That would be me. With the frustrating results of fighting to achieve search-engine results that are comparable to the item being searched (best key lime pie doesn’t necessarily mean best ranking on the search engines) I feel the need to blow off some steam. Going on 12-years now, I have been making my key lime pie commercially, but my primary motivation to start making them was not with the intent to make a living for myself or to build a business. Close to 30-years ago I decided to start making key lime pie for myself and for my family and friends. Having grown up in South Florida, I became disenchanted with the offerings of key lime pie that were out there. The decision came from the school of thought “if you want something done right, do it yourself”.
I have always access to fresh key limes, so I just stuck to the basic five-ingredient recipe that had been the stronghold of key lime pie for decades. Not to impugn the amazing and wonderful, creative expression of pastry chefs and bakers who have made other versions of a key lime pie. What I was then and am now making is the classic, traditional, AUTHENTIC key lime pie. Graham cracker crust (crumbs and butter) and a filling made with sweetened condensed milk, egg yolks and fresh squeezed key lime juice. Keep it simple, stupid! As for the bottled key lime juice from concentrate, I’ve said it before… fine of you’re stripping paint or removing rust, but not in food!
So, fast-forward to my life in New York City, where I came up with the idea for Steve’s AUTHENTIC. Why not offer the Big Apple that same key lime pie, using the same basic fresh ingredients just as I did for my family and friends? If finding an authentic key lime pie was that difficult to do in Miami, it should have been even more difficult to find one up here. There might be a few problems with trying to sell people on the idea of authenticity; people might not know the difference or they might not care to pay for the quality. But I just stuck to my guns, and thankfully there were enough restaurant owners who were kind enough or cared enough about what they were serving their customers, they start buying my pies. I never had a business plan, I never had any investors, I never had any input from people in the know, I just made the best damn key lime pie I could with no compromise and tried to get it out there. It was sort-of that “field of dreams” theory, “if you build it, they will come!”
Never once did I even consider using anything else but the freshest ingredients I could. But confessions being confessions, I did have a period of time when I wasn’t using 100% fresh key lime juice. We were mixing fresh Persian lime juice with fresh key lime juice, and I was feeling some degree of guilt. The rest of the protocol was being followed and my customers never mentioned anything about a taste-difference (I don’t think the restaurateurs sample the product that often), but it did bother me that I was, in a way, cheating.

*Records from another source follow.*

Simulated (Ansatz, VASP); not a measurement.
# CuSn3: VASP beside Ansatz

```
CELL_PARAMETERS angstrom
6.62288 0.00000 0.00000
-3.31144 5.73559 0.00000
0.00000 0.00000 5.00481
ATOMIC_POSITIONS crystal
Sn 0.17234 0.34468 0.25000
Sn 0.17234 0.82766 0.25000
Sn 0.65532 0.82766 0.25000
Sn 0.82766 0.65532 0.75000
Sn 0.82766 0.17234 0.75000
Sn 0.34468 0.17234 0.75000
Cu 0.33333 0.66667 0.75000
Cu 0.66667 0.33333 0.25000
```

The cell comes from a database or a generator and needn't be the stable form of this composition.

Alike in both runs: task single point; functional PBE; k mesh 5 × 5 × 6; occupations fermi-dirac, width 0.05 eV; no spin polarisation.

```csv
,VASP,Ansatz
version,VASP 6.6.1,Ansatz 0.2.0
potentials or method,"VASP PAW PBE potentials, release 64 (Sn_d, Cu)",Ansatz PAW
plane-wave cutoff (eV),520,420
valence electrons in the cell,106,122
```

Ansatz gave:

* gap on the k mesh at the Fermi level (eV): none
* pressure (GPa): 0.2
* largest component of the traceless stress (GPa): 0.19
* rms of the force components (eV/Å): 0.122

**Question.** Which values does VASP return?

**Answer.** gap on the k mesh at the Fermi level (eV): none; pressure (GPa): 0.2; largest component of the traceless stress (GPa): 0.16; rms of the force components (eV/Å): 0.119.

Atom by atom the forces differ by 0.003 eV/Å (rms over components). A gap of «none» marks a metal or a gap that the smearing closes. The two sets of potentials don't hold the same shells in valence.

Back to the snob remark and relating it to the search engine results. Since selling my key lime pie online, I have become very aware of SEO (Search Engine Optimization) and very aware of the search engine results. It still remains an enigma, and certainly the results are not indicative of quality (as a result, I now find myself looking onto the 2nd and 3rd page of query returns). Somewhere on my site, I make reference to a key lime pie maker with his shop in (of all places) Key West. A number of years ago, he and I chatted on the street in front of his shop; he was nice enough to show me around a bit, he was an affable fellow who enjoyed sharing some key lime shop-talk. But when I complained about the raising cost of butter and the difficulty in juicing the key limes, admonished me to “use a pre-made crust” or “just use the bottled juice”. My thought went directly to my initial motivation to start making the pies to begin with, where is the integrity? Where is the devotion to doing one thing and doing it as well as you can, without regard to the bottom line?
My business has remained a small operation. I’ve had the visions of grandeur, and seen one other key lime pie maker (who like me, not in the state of Florida and is the other commercial bakery beside me to use fresh key limes) who started business about the same time I did. He has achieved a great deal of success and tremendous growth in his operations. Honestly, I had felt some degree of “defeat” after reading of his successes. No sour grapes here, I’m OK with where I am, and I assume that the day his pies are to be offered online, it will just be one-more search engine result to be in the horse race with everything else out there. I also wonder what compromises he might have made in order to have gone “big-time”.
The American Heritage Dictionary of the English Language, Fourth Edition, defines a snob as “One who affects an offensive air of self-satisfied superiority in matters of taste or intellect” Maybe purist is a better word. Still, my search engine results not where they should be, but my key lime pie is!